Dealer makes more selling "local"?

I won’t name the dealer/manufacturer yet, but just got a call from my sales rep:

I had ordered a car a few months ago. They were selling them at $500 under MSRP for orders. I also had a corporate/association discount which they would honor to take another $2500 off.

Got a call today. Was told that the dealer was now only honoring this corporate pricing for “local” customers…I’m about 35 miles away, which isn’t much in SoCal. Apparently, they want all these cars local for servicing…which doesn’t make a whole lot of sense since I can get it serviced near, say, my workplace etc…He claims each dealer has an “area” and they want to sell in that space.

In addition, he now mentioned a useless $500 dealer add on, which nullifies the $500 discount…so MSRP.

So, about a $3000 difference.

In today’s market, I really shouldn’t be surprised at such shenanigans. Heck, even before this crisis this wouldn’t have shocked me!

My question: Does any manufacturer pay more to sell locally? Or is this just a bunch of hot air?

Sometimes you are penalized for selling out of region, so technically yes?

Jaguar land Rover won’t sell outside of their geographical region now without big penalties, same with Porsche.

As I was reading, not yet done with what your wrote, the moment I saw $500 off MSRP and a $2,500 discount I was like “Ya right”. Being on this site you have to know market conditions and that this just isn’t something that’s happening especially in CA. One of the main reasons volume dealers can lose a lot of money (back in normal times) on a car is because they’d make that profit up with service. Believe it or not dealerships make more selling a ton of cars below MSRP then only a decent amount at or above MSRP. Some of it has to do with service and other parts of it are the monthly volume bonuses from the manufacture. Well at least when it comes to Toyota’s.

While it is true all the stuff mentioned above. I suspect it really is:

Oh Snap, we got someone who wants to buy this special order for way over what OP is paying, lets make up some reasonable crap and get them to cancel their order.

3 Likes

This isn’t a luxury brand.

But, aside from that, both of us are in Los Angeles County…that would be the same region?
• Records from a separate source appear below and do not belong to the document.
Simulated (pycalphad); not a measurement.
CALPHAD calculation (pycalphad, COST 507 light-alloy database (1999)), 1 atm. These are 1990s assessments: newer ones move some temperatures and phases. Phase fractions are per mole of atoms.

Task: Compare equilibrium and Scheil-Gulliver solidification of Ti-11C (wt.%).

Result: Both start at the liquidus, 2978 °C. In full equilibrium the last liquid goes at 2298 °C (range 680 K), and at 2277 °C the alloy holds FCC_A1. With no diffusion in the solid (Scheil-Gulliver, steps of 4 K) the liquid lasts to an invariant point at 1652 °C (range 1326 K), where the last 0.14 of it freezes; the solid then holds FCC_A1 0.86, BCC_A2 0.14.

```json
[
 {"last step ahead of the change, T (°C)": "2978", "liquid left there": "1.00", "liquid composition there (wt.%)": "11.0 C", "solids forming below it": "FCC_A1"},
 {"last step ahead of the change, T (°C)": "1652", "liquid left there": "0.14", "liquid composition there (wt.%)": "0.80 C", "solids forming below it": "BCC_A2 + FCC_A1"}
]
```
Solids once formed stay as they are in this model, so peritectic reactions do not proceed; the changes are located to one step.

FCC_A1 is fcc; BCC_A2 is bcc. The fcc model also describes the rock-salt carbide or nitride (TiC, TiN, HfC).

They most likely meant PMA and not region. Everything they are telling you just sounds wrong. PMA is the Primary Marketing Area. I am very familiar with Los Angeles and that area is massive so PMA can be a pretty small diameter there.

4 Likes

Was just going to say this. I’m fighting some PMA restrictions I have now atm to unlock better pricing on future offerings.

I didn’t get the secondary edits - just the first bit. This absolutely makes sense.

Man back when I moved here from Cali they told me my PMA was Houston to Dallas to Austin lol. Now it’s about a 30 mile range unless it’s a special circumstance. Everything is just selling so quickly to only Houston residents it doesn’t make sense to venture out especially on hard to get units.

He is probably referring to their home market rather than geographic region as @Ryan_S. Usually dealers have certain zip codes they are responsible selling to and if they don’t sell a certain percentage to that area or other dealers oversell that area, they risk future allocations being assigned to them. They won’t get punished on that one car they sell you, but there is a risk in the future.

The OEM won’t care. But the dealer does.

From their POV, your chance of coming back for service and parts (probably 60% of their business) is close to nil. They’d rather find someone who most likely will.

Sounds like Subaru

When I was shopping for a Lexus last month in Southern California, several dealers told me they could give me a better deal (no markup from MSRP) if I was local. Most dealers did not seem to care, although when one asked where I lived, I mentioned my office was close to their location (my home was not that close.)

So a non-local blessing.

Did I do that right?

4 Likes

Encountered this all the time. Reasoning from the dealerships GMs were that they would loose the service $$$$. Sadly the sales reps were left in the dark about this unwritten policy and would circle back to see what went wrong.

It’s a bunch of hot air. They just have someone willing to pay more for the car. That’s just the reality of it.

You must not have read the comments in this thread.

3 Likes

Not an expert on these things at all but I feel this is ‘hot air’ because otherwise dealer should not have promised to honor the corporate discount in the first place and then back off.

Whether I like it as a customer or not, I do get the dealers’ side about local deals being more profitable. They are definitely entitled to set the terms that are best for their business. But agreeing to something and then walking back seems like bait and switch.

My 2 cents.

3 Likes

I did and I’m not buying the excuses. If it really was about selling to customers that live close to the dealership then they wouldn’t have agreed to the numbers in the first place. Typical dealership shenanigans.

4 Likes

Happened to me, guy was just complaining, buzzkill nonetheless.